Getting back to Stephen's point. In my experience, as a sub in a former life, the most precious writers are generally the least talented. It's the sub's job to clarify the story and make it an understandable read. They are working to a deadline, at the end of a production line, with the brief to make the copy fit a space. I think if more columnists and reporters did a stint in the subs dept., their copy would be better written in the first place and they'd have less cause to get their knickers in a twist.

Having said that, lazy subs do little to validate the importance of the job. I fear, as art and production departments get merged and artists are given the task of making copy fit we'll see more shoddily subbed copy which will be a bad thing for all; the profession and, most of all, the reader.
Comment by Angela Ward on July 25, 2008 at 10:26
And I am not the only person who misses Cow Gum:

This is from the site

"Whatever happened to cow gum?"

There has been some exchange between Richard and I about the tools of the trade before we went out and bought Macs. My view is that they are all just tools of the trade and nothing to get misty eyed about.

The one possible exception, though, is Cow Gum. Because if you were a graphic designer pre computers, then you'd use Cow Gum every single day. There used to be an enormous factory just outside of Woking that made the stuff. I used to pass it on the train to work every day, so I'd get a 20-minute warning of the day ahead.

And it had lot's of other uses, as well as sticking bromides down on to backing boards. You could let it dry and roll it into balls which would have the most amazing bounce quality. My first proper design job was on the fourth floor of an office building in Wigmore Street (I'd better not tell you who for), and we used to have competitions by seeing who could drop their Cow Gum ball out of the window and get the highest bounce off the street below. Another favourite was leaving the can open on it's side on the edge of a filing cabinet before we left the studio at night. It would take several hours for the stuff to run down the side of the cabinet and reach the floor - just in time to catch out the cleaners on their 6am shift.
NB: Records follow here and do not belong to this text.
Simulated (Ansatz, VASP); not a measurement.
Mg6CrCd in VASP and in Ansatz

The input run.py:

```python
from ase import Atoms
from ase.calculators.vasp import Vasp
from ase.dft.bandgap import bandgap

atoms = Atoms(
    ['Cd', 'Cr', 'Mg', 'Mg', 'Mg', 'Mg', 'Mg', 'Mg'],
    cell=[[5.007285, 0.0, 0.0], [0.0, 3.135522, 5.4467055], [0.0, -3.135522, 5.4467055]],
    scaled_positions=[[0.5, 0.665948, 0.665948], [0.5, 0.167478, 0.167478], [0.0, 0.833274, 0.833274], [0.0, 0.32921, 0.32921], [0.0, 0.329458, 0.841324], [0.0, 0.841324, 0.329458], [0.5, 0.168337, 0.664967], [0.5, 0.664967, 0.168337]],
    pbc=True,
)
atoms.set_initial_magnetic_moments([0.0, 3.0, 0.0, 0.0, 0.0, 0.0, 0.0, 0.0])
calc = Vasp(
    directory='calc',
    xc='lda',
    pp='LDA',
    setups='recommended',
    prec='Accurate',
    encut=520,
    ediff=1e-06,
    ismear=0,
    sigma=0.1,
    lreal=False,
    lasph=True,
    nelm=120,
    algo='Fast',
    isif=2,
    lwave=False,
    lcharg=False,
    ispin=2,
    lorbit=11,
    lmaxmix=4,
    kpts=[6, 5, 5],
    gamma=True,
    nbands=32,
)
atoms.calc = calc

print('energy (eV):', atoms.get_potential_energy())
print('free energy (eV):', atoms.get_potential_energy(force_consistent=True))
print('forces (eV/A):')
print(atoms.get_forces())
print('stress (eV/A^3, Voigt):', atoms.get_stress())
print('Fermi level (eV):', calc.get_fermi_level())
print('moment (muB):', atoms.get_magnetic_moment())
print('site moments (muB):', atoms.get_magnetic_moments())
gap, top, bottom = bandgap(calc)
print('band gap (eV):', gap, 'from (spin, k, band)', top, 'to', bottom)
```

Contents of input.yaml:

See, you just can't have that sort of fun with InDesign or Quark XPress.

But all those years spent using Cow Gum every day, and now it seems to have entirely disappeared into the ether. Almost as though it never existed. It doesn't have an entry in Wikipedia, and I can't find an image of the very distinctive red and white can anywhere.
Comment by Jez Timms on July 25, 2008 at 10:21
That is funny Angela!!
Comment by Angela Ward on July 25, 2008 at 10:19
If we had had a decent sub on my first magazine (er, it was called 'Tobacco' - a greatly missed trade publication - and I soon escaped to the heady world of International Tax-Free Trader) then they might have changed this sentence I typed in the July 1988 issue: "Lastly, there is a growing tendency among the pubic to buy long-lasting batteries...." But then we didn't have computers then - just electric typewriters without spell checks!! (However, I do miss the Cow Gum from those days..... and those rubber balls journalists used to make with the spare bits!)